The Rise, Fall and Future of Kokoda Tourism

The rise in Kokoda tourism can be traced to former Prime Minister, Paul Keating spontaneously dropping to his knees and kissing the ground at Kokoda on the 50th anniversary of the campaign in 1992.

Keating gesture, and his epic speech, led to the development of a Memorandum of Understanding (MoU) between PNG and Australia[1] regarding the significance of our shared wartime heritage.

It culminated in the opening of a landmark memorial at the Isurava battlesite on the 60th anniversary of the battle for Isurava 10 years later on the 60th anniversary of the battle by his successor, Prime Minister John Howard and PNGs Grand Chief and Prime Minister, Sir Michael Somare.

The subsequent fall in Kokoda tourism has its roots in the discovery of an $8 billion gold and copper deposit at Mt Kodu, adjacent to the Kokoda Trail four years later in 2006.

The discovery precipitated a panic reaction from the Australian Government who, since the opening of the Isurava Memorial, had remained largely ambivalent towards the historic Kokoda Trail.

A public backlash against images of bulldozers carving roads out of virgin jungle adjacent to the Trail and the subsequent pollution of the pristine Ofi Creek which crossed it, snapped them out of their stupor.

While they were asleep at the wheel a mining company, Frontier Resources, had negotiated the necessary approvals for the mine with the PNG Government and landowners at Nauro village.

Nauro was the epitome of a subsistence village. It had been relocated from its wartime location in the Nauro swamp after rumours of sorcery related difference led to half the village moving up to a spur on the southern side of the Maguli Range and the other half moving to a valley between the range and Mt Kodu.

The villagers were destined to a subsistence future as they had never received any assistance from Government.

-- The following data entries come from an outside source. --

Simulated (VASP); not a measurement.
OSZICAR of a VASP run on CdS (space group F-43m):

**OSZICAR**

Their first opportunity to earn some money came with the increase in the number of trekkers passing through their village after the 50th anniversary of the Kokoda campaign in 1992. Their strategic position created an opportunity for a few basic campsites which charged K20 per trekker.

However, the operation of a goldmine on their land offered them a once-in-a-lifetime opportunity to break from the shackles of subsistence living so it was an attractive proposition for them.

In their haste to get on with the job of mining Frontier Resources neglected to consult with the growing number of Kokoda tour companies to allay any fears they might have regarding the environmental protection of the historic wartime Trail.

This led to the backlash which triggered the Australian Government to finally take an interest in the area.

Unfortunately they also failed to consult with Kokoda tour operators in their endeavour to manage the crisis and to be seen to fix the problem.

The approval process for the mine was then challenged by both Governments which resulted in Frontier Resources and local landowners ramping up a local campaign with threats to close the Trail.

They argued that the stoppage of the mine would see the Koiari people along the Trail regarded as ‘cultural zoo’ exhibits. Local villagers said they did not want to be porters for foreign companies for the rest of their lives, and that Australian tour companies were the main beneficiaries of Kokoda tours. They also argued that Australia’s involvement violated PNGs sovereignty[2]

In the meantime the proposed mine had the support of the PNG Chamber of Mines and Petroleum, the president of the Koiari Local Level Government, the Governor of Central Province, and the Vice-Minister for Mining.

The limitations of the PNG Kokoda Track Authority were also exposed as the CEO struggled with a lack of financial support from the Oro and Central Provincial Governments and an ambivalent Australian Government. He also had to deal with increasing corruption among his Board of Directors who were more intent on siphoning money from the KTA to themselves and their wan-toks than in the long-term development of Kokoda tourism.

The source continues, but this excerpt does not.